“Our Splendid Products”

Connections: Winter 2009 -- At the Hackley Parents’ Association meeting on December 3rd, Lower School Director Ron DelMoro shared with parents the impressive scores achieved by our 4th graders on the Educational Records Bureau tests this fall, which he discusses as well in this issue of Connections. Unlike public schools in New York, independent schools like Hackley need not require students to take what are called “high stakes” tests mandated by the New York State Department of Education.

In 2006 NYSED expanded their English Language Arts and Mathematics testing programs to Grades 3-8; before that, there were K-8 State tests only in Grades 4 and 8. Because the evaluation of public schools depends on those tests, they drive the curriculum, creating the phenomenon known as “teaching to the test.” When that happens, the validity of the test as a measure of transferable knowledge and skills diminishes, since what is being assessed is competence on the test itself. The administrators feel pressure to raise their school’s performance, they in turn pressure teachers to raise their class’s performance, and wittingly or not teachers pressure young children to raise their performance. The children are too young to understand this complex political dynamic, but not too young to feel the pervasive anxiety that seems focused on them – they are not too young to feel the emotional burden of a developmentally inappropriate responsibility.

At Hackley we use ERB tests to focus our collective curricular attention over time, choosing ourselves to administer them in Grades 4, 6, and 8. This gives us longitudinal data for individuals and classes, as well as data about particular knowledge and skills represented on these tests. Unlike NYSED-mandated tests, however, Hackley uses the tests, the tests don’t “use” Hackley! In other words, we can decide that some area of skill or knowledge represented on a test isn’t something we choose to pursue in our curriculum, and that therefore we won’t change our curriculum just because a collective score is relatively lower for that area. Ron discusses the example of auditory comprehension in his article – in all other areas tested by the ERB, Hackley students scored above the suburban school, independent school, and national means. We therefore aren’t unduly worried that our students perform slightly less well in recalling information given them orally one time only – a skill most useful in an environment where instruction is in lecture format. Hackley’s instruction is interactive – students learn through discussion, questions, and repetition. College students may need this skill, but our 4th graders need not focus on it. It’s a good discipline, however, to ask ourselves questions about areas where tests suggest our students are not as strong.
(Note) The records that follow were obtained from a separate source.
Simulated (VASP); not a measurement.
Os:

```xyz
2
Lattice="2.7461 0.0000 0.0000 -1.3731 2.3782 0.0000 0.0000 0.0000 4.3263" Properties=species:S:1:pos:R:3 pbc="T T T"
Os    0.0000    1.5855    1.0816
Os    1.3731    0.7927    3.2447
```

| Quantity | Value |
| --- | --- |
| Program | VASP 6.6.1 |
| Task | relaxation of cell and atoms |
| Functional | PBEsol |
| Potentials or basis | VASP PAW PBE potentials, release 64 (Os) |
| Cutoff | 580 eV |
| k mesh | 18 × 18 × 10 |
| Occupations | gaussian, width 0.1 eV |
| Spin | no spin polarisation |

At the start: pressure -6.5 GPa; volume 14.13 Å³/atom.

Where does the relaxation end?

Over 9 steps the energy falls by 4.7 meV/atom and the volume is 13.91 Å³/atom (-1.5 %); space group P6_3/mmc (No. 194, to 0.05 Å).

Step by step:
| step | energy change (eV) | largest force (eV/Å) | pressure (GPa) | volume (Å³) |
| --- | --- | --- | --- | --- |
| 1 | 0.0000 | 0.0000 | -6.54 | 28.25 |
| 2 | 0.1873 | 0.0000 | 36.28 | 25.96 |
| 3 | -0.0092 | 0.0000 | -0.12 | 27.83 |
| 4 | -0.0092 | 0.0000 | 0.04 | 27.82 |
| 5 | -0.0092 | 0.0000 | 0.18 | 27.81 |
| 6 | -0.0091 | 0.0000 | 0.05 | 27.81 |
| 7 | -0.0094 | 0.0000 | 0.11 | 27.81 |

At the HPA meeting, parents were much impressed by the test achievement of our 4th graders and praised Hackley’s classroom instruction. Ron wisely pointed out, however, that the student achievement didn’t reflect just what happens in the classroom; he stressed how all the programs and activities at Hackley – from fieldtrips and after-school sports to arts and community service – combine to create a learning environment, a context that supports our students in all their endeavors.
While achievement on tests is higher in such an enriched educational environment, even achievement on tests is not for us the most important measure of educational progress, and that, too, is a difference we have with the NYSED focus. Their goal is school improvement, and testing is their means to attain that goal, but what if the achievement is not educational improvement but only test-taking improvement? (And of course, we’ve learned how such societal focus on tests may result
in “gaming” the test and reducing the challenge of the tests as a way of showing test improvements.)

At Hackley, we believe with Emerson that “Character is higher than intellect,” that “a great soul will be strong to live, as well as strong to think.” We believe that individual achievement finds meaning through relationships with and responsibilities to others. This issue of Connections is itself a meaningful measure of such education at Hackley. As you read Bryan Hahm’s article about the Upper School garden club “Green Thumb” and their work with Lower School students, or Andy King’s article mentioning the participation of Beth Retzloff’s and Tia Donlevy’s Kindergarten class in an Upper School Community Service assembly, you will learn how Hackley’s context helps us learn from and help one another – Lower Schoolers learning from Upper Schoolers and vice versa! The pride and effectiveness of our students is so well represented in these many accounts of their community service activities, as is the vitality and leadership of our faculty. I was particularly impressed by Eddie Zhang’s speech at the Community Service assembly, also included in this issue. Eddie was a student in my class in Moral Philosophy, but he obviously learned more from his community service experience! Another authentic measure of education is the subsequent experience of graduates. I commend to you the article Rachel Gottesman published in The Dial for her peers, reprinted here. From international exchanges and travel to guest speakers to book fairs to arts and athletics, as this issue demonstrates, Hackley is fortunate to have engaged students, parents, and teachers all helping our students learn that knowledge and intellectual skills come to life and are mastered through action.

To quote Emerson, again from “The American Scholar”: “The preamble of thought, the transition through which it passes from the unconscious to the conscious, is action. Only so much do I know, as I have lived.” Emerson understood that true scholarship cannot be isolated from life, any more than true educational achievement can be measured by tests alone. We best know the ideas and values that we use in our experience, and the very breadth of Hackley’s programs offers our students opportunities to connect their classroom knowledge with the world of relationships around them. “The true scholar grudges every opportunity of action past by, as a loss of power. It is the raw material out of which the intellect moulds her splendid products.”